Dr. Deborah B. Reeve posed this question in her June 2009 column, "Cleansing the Palette," from NAEA News:
"I want to know how you see it. I want to know how art influences the way you see your life – as an individual, as a professional art educator. How do you see art “working” on you? How does art influence the way you take in, and respond to, the experiences in your life?"
Art is expression. The more passionately we express it, the better it communicates. It touches us and is understood emotionally, even physically and psychologically, faster than it is grasped intellectually. This sums up the power of art.
It gets me in touch with myself. It reawakens me to my humanity. It opens my eyes to the world around me and I see others. Through looking I gain an appreciation for the little things around me, and puts me in awe of the Creator. It brings me face to face with His reality, with is both extremely exciting and terrifying at the same time.

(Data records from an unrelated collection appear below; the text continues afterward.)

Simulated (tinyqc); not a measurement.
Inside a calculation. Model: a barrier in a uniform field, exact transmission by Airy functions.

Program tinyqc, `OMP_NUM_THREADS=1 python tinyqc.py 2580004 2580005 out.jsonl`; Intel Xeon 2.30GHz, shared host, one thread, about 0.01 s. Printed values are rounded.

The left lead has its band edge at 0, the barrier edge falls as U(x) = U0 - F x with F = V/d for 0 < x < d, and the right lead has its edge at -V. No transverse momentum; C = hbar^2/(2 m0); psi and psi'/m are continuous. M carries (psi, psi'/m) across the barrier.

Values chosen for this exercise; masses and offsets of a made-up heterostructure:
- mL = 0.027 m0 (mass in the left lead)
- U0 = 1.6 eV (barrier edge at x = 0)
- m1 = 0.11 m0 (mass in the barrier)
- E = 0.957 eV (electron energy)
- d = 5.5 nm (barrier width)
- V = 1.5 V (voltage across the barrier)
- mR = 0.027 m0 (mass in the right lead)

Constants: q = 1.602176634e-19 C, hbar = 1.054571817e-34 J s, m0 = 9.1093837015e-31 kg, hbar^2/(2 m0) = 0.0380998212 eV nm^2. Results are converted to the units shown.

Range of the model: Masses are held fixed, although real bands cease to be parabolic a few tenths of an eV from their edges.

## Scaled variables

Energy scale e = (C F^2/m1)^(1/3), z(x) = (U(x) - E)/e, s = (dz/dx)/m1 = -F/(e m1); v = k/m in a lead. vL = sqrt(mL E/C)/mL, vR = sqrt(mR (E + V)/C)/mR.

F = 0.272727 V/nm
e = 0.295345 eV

Art is a language with a vocabulary as deep as one’s imagination, it is visual poetry. It a manner of communicating in which “laws” can be “broken” or “kept” according to what one wants to say. The expression “rules of composition” is a misnomer. Art is often said to be “relative”, but I do not think this is accurate either. It communicates, perhaps on a very basic level. Therefore it is not relative. To emphacize this, it can easily cross cultural and linguistic boundaries. Of course this is not universally the case, but by and large, art can cross that line which opens communication where we are otherwise foreigners to one another.
I do not embrace it often enough. In this hurried life, one needs to get in touch with what is deeper, what words cannot express. Everyone can draw and express with art, it is the demeaning voices within that counter our desire to express through art. Our culture makes art difficult, even as it is a “visual culture.” I must make the effort, to break into the other realm of doing art, the R-Mode as Betty Edwards calls it, where the rest of the world goes away and one can feel the freedom and the release encountered in art. There is something spiritual in art. It must be experienced. It is too deep to explain. Too much is lost in the translation, if it were even possible.
Most of all, art puts me in touch with living as a human being. It is somewhere where I can lose myself in enjoyment and expression and problem solving. It builds self-confidence. Life and culture are the paints on our palette. The more deeply we experience life, the more we learn, the more people we know, the more we have to draw from when expressing as artists. The more we create, the more we appreciate what and who is around us.
We communicate. We express. We are -- when we create.
Posted by: Steve Herrmann | 06/08/2009 at 01:29 PM
Art and music bring a joy to everyday life, and when I remember this, it makes me seek out more art to include in my life. Art is a lot more than just paintings on a wall - one can find art in everyday life, whether it's the pattern of rain drops on a window, the stark contrast of 2 red cardinals flying past the green trees, or interesting cracks on a wall ... when one can stop in the midst of a busy day and find this art around oneself, it gives a boost to your own creativity.